Reiner was right. Memories are like magic.
CHAPTER 7
The Top Secret TV Series
While I was busy working in movies, Stan was on the verge of an acting break that would change his life forever, and eventually mine, too.
Our agent told Stan that he had an audition for an untitled, top-secret project. Our family was intrigued. Nothing grabs your attention more than a super-classified project. The only thing that could be revealed: a huge movie star was attached to the enterprise, which was a pilot for a new TV series. This was an era when major film stars rarely appeared in TV projects; it was considered beneath their stature. This series was going to be very special.
At Stan’s audition, he learned that the untitled project actually had a name:
My Three Sons
. Somebody also leaked the name of the show’s star: Fred MacMurray. MacMurray was a
huge
movie star, having come off a string of Disney hits like
The Absent-Minded Professor
and
The Shaggy Dog
. Preceding those movies, MacMurray’s film career went back another thirty years and included such classics as
Double Indemnity
,
The Egg and I
, and
The Caine Mutiny.
How was a star of MacMurray’s stature lured to TV? There was one overriding factor.
MacMurray wanted a change in lifestyle. Movie work often required him to leave home and travel abroad or labor at the studio for long hours, putting in twelve- to fifteen-hour days. MacMurray wanted out of that madness because he and his wife, June Haver, had recently adopted twin girls. He dreamed of a job that would give him regular workdays with set hours. Plain and simple: MacMurray wanted to be a father more than he needed to be a movie star.
The creator of
My Three Sons,
Don Fedderson, knew of MacMurray’s desire and made him an offer he couldn’t refuse. The deal specified that MacMurray would work only two months per season. There’d be no late nights on the set, either. He’d start at 8 a.m. and punch out at 5 p.m. Overtime would cost the company a pretty penny.

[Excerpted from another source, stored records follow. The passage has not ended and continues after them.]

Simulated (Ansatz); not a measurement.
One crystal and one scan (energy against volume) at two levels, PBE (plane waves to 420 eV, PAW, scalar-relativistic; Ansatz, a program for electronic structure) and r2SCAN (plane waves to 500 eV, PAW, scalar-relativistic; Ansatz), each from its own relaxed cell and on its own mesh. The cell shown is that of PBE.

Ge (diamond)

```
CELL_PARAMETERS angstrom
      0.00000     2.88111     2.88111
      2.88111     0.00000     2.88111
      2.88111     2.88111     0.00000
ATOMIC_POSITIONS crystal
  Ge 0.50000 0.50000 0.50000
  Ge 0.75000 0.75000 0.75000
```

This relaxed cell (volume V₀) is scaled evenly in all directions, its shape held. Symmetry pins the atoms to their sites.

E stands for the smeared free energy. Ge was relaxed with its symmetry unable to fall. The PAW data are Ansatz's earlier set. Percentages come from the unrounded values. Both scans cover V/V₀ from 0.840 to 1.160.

A novel way of shooting was devised to accommodate the star’s schedule. It became known throughout the industry as the MacMurray Method. In the two months that he was present, the film company would shoot
only
his scenes and
only
his close-ups, sometimes working out of ten different scripts a day to capture his footage from every episode. Once he was gone, the other series regulars would continue shooting the scenes that the star wasn’t in and doing their close-ups with a script girl who was reading MacMurray’s lines off-camera. It was a wildly unorthodox way of shooting a television series and a production nightmare. Normally, each episode is started and completed in about a week. If you have clout, though, the rules will change. MacMurray definitely had clout. It was an opportunity too good for him to pass up.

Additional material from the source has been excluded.